The sheer scale of the data required for and new developments in monitoring IT infrastructures with traditional SIEM (Security Information and Event Management) solutions has been prompting changes for all but the most naive of these systems, and most of these changes involve dealing with and analysing large data sets, hence the connection with the whole Big Data movement.
Big Data is changing the landscape for SIEM providers; in most cases it's not just a difference of scale - just throwing bigger and faster hardware just won't do.
Some of the issues that arise in the day-to-day operation of such systems are as follows:
Long Time Horizons
Data (in the form of logs, mostly) needs to be stored for increasingly long periods of time because sometimes the context is what separates a real threat from false positives.
One small incident is perhaps not relevant if it happens only once but the same issue happening every day for six months might be indicative of something lurking around the corner.
This means that an effective SIEM system needs to have elements to detect and act upon these APTs (Advanced Persistent Threats).
Most SIEM solutions are based on a traditional, relational Database Management System, which are not meant for this type of large, unstructured and relatively static data.
Inconsistent Data Formats
The sheer variety of log types and formats presents, in and of itself, a challenge for traditional SIEMs which are generally based upon database systems which really need some sort of regularity to the data. Companies are trying to move away from having to define each new log format in terms the underlying persisting layer can understand.
Store Once, Read Multiple Times
Logs and other types of monitoring information (both real-time and otherwise) aren't meant to be edited or changed in any way. They are mostly timestamped and automatically generated by devices and/or applications.
Many companies therefore find themselves using technologies meant for other types of data, which further contribute to aggravate the problem.

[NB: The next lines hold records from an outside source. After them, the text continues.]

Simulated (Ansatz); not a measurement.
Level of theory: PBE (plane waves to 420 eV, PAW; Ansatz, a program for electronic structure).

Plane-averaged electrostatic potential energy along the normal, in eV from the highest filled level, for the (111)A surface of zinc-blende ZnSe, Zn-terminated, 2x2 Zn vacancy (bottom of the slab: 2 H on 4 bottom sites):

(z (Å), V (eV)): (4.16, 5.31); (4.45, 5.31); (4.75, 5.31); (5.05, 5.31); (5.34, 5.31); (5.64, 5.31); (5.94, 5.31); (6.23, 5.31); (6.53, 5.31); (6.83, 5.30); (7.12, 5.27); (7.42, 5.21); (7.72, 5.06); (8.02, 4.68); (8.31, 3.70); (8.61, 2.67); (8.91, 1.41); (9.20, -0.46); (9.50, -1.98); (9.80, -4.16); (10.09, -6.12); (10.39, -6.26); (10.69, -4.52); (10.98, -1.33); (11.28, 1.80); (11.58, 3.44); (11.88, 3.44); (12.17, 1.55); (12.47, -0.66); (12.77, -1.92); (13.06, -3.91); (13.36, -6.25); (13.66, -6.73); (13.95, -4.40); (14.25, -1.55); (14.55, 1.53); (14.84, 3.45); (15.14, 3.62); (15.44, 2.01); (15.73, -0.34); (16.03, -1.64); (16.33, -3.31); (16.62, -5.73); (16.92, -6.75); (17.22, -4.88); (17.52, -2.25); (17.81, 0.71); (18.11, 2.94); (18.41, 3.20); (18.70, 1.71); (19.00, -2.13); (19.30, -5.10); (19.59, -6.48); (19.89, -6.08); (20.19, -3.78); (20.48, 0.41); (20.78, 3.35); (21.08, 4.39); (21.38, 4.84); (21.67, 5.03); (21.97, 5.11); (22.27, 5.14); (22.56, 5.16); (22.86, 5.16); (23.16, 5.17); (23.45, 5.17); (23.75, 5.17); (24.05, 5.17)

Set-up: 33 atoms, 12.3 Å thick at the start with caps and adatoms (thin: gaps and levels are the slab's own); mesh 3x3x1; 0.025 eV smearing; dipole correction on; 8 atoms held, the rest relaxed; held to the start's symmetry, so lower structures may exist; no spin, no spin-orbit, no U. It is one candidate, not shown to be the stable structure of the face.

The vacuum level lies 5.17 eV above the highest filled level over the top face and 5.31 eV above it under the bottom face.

Not Knowing what to Look For
Users don't always know what they must look for when trying to establish a correlation between different events (now and/or in the past); maybe after an incident has taken place they want to carry out a forensic examination.
SIEM solutions must allow for ad hoc reporting and visualization so that end-users can use the system in ways the original designer didn't think about.
Stretching this notion a little bit, we can see many users using their SIEMs as some sort of log search engine which provides unopinionated visualization for the logs, providing tools for users themselves to see correlations and connections between the data sources rather than doing it itself.
Similar Data that Doesn't Look So
Different devices sometimes describe data in specific ways that makes it extra difficult for systems to determine what's similar and what's not.
For example, you might have two firewalls in your network and one logs drops as
DROP: <IP> <TIMESTAMP> and the other logs it as
DENY <TIMESTAMP> <IP> or something like that. Systems need to be able to infer similarities like these and treat them as a single entities (Firewall Drops) and smooth out small noise like this.